The bus drove us from the hotel along the river to a spot where it parked to let us off for the walking portion. From there I was able to deploy the telephoto. At the left here is a little art nouveau château with a cupola, near the top of the ridge on the far bank, that used to be a private residence but is now a restaurant. At the right (below and to the left of the building in the first photo) is another building repurposed as a restaurant; I forget what Renata said it was before.

 

boat Eiffel Farther to the left, right in front of us, was this glass-topped tour boat (its stern just visible in the previous photo). On the bank beyond it are (a) a long building on the river bank with three green domes, which is the seat of the Czech government (the prime minister has an office there); (b) above and behind its left-hand end, the red-roofed Prague Castle; and (c) sticking up out of the middle of the castle, the pointed black spires of St. Vitus cathedral. We'd be up there later.

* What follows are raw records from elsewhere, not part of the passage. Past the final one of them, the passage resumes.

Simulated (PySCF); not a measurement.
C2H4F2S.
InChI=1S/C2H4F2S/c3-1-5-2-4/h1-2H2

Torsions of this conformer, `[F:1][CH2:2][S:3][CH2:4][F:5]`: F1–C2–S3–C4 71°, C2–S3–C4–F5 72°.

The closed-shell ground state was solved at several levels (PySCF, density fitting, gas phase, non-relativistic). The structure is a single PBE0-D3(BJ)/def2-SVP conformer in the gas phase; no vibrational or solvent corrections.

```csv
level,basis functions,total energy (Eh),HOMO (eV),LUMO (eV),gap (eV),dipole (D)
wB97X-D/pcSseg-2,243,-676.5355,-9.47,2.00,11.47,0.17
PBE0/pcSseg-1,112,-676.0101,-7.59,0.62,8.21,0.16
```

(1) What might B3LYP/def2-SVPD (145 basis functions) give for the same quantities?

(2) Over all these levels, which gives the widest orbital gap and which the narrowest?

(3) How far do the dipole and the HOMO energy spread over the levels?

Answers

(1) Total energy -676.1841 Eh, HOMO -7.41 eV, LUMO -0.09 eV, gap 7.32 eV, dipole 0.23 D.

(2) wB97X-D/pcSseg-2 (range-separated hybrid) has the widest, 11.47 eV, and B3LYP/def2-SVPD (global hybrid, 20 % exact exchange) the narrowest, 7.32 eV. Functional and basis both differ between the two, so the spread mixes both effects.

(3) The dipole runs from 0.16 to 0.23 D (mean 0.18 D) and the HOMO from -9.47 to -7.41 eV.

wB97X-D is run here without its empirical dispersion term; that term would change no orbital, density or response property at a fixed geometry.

And out of that shot to the left, the right-hand photo, much telephotoed, of a miniature Eiffel tower, apparently built with the approval of Eiffel himself.

cemetery cemetery From the river, we walked inland, into Josefov, the old Jewish quarter. On the way, Renata gave us more information on Prague and the Czech Republic. It's main industry now is tourism (or maybe that's just Prague). The population is 1.3 million, and more cars than people are registered. Wednesday (three days ago) was Liberation Day; Prague was the last city liberated at the end of WWII. Prague's river is the Vitava (called the Moldau in German). Czech is a slavic language. The old town of Prague was founded in 1230. It consists of 22 districts; the lower the number, the older the district. Finally, she said, on Saturday morning, 90% of locals go to the country, so it's quiet in town‐the crowds of people we see are all tourists.

The Jewish quarter was founded in 1200, but 100 years later, persecution and pogroms started (it was the age of the crusades) and it soon became a ghetto, where Jews were required to live and were subject to restrictions on their ability to leave it. The ghetto persisted until the 18th century, when it was abolished by Joseph II of Austria (Prague was then part of the Austro-Hungarian empire). At it's height, the Prague ghetto was the third largest Jewish population in Europe.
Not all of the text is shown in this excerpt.